Speaking those words, she is a porcelain vase, a fragile infant wishing to be held, craving that emotional umbilical cord so many of us take for granted.
I write a lot about my late mother, a selfless creature, a bottomless well of love from which my brothers and I could ladle great, soothing draughts of kindness from dawn to dusk.
Sinéad’s experience was at the opposite end of the bandwidth.
The sum of all a child’s fears.
You don’t have to be a descendant of Freud to recognise that such a grotesque opening chapter to a life story must be the catalyst for so much of the darkness that ensued.

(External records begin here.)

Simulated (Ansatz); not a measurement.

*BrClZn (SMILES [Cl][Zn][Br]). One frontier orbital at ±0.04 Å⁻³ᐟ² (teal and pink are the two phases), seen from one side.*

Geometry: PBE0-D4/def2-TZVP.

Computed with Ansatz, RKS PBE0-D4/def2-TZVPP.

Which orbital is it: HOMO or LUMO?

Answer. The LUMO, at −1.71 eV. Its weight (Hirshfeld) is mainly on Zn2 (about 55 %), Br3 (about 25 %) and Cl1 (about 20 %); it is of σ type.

Those of us who, as children, never had to worry about our place in our mother’s affections, yearned for bikes and toys and trips to McDonald’s.
A ravenous Sinéad – as she details in that 2017 audience with Dr Phil – hankered after a literal Happy Meal.
Asked what she craved from her mother, she delivers a heart crushing response: “Cuddles, love, kisses, sweet names, snuggles.”
Instead, she found herself plunged into an emotional acidic bath.
“Kicking me, kicking me, kicking me, kicking me and kicking me. And telling me I’m evil and telling me I shouldn’t have been born and the reason my father left is my fault.”
This is the burden that Sinéad O’Connor carried, for 56 years, in the backpack of life.
The pain – the bone-deep torment, the thirst to matter to somebody else – is everywhere in the fury and tenderness and fathomless depths of that extraordinary singing voice.
There is a deeply moving, almost unendurably touching moment in the TV interview where, despite everything, or maybe precisely because of it, she reveals her longing to be reunited with her mother.
“I cannot wait until the day that I naturally get to Heaven so that I can see my mother again. I’d throw myself on her like a monkey and I’d never let go. I’d tell her ‘I love you, I love you, I missed you so bad.’
“My life has been terrible, terrible, terrible. I miss her so bad. I can’t wait to see her again.”
I have never read anything quite like those last two paragraphs, a beautiful, overwhelming, desirous river of heartbreak.
One in which a wounded, exhausted creature swum as best she could.